U.S. President Donald Trump is about to declare victory over Daesh. He said on Wednesday that he expected a formal announcement next week. Trump wants to withdraw American forces from Syria immediately after reclaiming all of the territories under Daesh control and from Afghanistan gradually. In an attempt to address the concerns of his critics, the U.S. president pledges to return to Syria if the terrorists get back on their feet and to monitor Iran from Iraq and stop it from building nuclear weapons.

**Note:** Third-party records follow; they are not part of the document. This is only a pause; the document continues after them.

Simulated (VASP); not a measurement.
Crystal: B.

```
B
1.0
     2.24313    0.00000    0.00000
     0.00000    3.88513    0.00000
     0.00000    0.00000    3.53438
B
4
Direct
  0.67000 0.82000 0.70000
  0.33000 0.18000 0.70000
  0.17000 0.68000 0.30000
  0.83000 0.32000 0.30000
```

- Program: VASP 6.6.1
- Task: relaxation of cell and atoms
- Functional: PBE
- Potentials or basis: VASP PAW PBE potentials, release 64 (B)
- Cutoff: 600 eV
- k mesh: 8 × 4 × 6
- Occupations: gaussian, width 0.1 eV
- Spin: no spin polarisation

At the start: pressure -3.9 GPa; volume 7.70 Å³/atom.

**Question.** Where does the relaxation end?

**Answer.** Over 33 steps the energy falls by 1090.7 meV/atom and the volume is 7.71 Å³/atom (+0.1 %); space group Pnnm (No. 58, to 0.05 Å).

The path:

The United States withdrawal is in line with Trump's campaign promises. It also reflects America's loss of appetite for war since the Barack Obama years. The U.S. president will certainly try to use his "victory" over Daesh and decision to bring his troops home as fuel for his re-election campaign. In other words, there is no reason to doubt that Trump is serious about leaving Syria. In Washington, where I participated in a panel discussion on Turkey-U.S. relations at the Foundation for Political, Economic and Social Research (SETA), I heard that same argument from several contacts. Others pointed out that Washington could even leave Iraq within the next couple of years.
There are two obvious problems with the U.S. withdrawal from the conflict zones. First, the Trump administration has a chaotic approach to foreign policy decision-making. The policy process has been all over the place under Trump, who has been unable to fill key positions at the Pentagon – which has to oversee the withdrawal. At the same time, where the National Security Council and the State Department fit into the process remains ambiguous.
Perhaps more significantly, it would seem that the White House did not take into consideration the potential side effects of the American withdrawal before unveiling the plans. The world cannot reasonably expect that the U.S. will start paying attention to the impact of its imminent retreat from Syria, Iraq and Afghanistan. Washington does not seem to care how those steps will affect various parts of the world and its allies. That Americans have been trying to protect the PKK Syrian affiliate People's Protection Units (YPG) from Turkey against the withdrawal's backdrop attests to that fact.
It is unlikely that Trump will keep the promises that he made when he signed off on the United States withdrawal. Obviously, he could strike Syrian targets again in case of a Daesh resurgence. Yet, the idea of keeping an eye on Iran from Iraq seems vague and reminiscent of the 12-step plan to contain Iran the administration unveiled earlier. Trump has clearly called off the plan to contain Iran's influence in Syria, and he is unlikely to accomplish that goal in Iraq. The Iraqi government has already spoken against Trump's containment policy and Iranian-backed Shiite militias have started issuing threats against Washington; yet, we cannot rule out the possibility that the U.S. will ignore those warnings and deploy more troops in Iraq.
Washington, which would rather focus on China and the Asia-Pacific region, thinks that it spent too much money on Middle Eastern adventures – which means the U.S. won't contain Iran per the Israeli and Gulf request. Instead, Washington hopes to cripple Iran's economy with sanctions to renegotiate the nuclear deal.
In the end, the glorious "orb" picture served absolutely no other purpose than channeling Gulf money to U.S. defense contractors. Even if Washington does not stop protecting the Gulf from Iran, its withdrawal from Syria, Afghanistan and Iraq could fuel fierce competition among regional powers. Turkey and Iran will be the heavyweights in that arena.
Gulf states, which try to harm Turkey by sanctioning covert operations against it, must wake up to the looming threat of Iranian expansionism without further delay. They will need Turkey's help to counterbalance Tehran in the Middle East.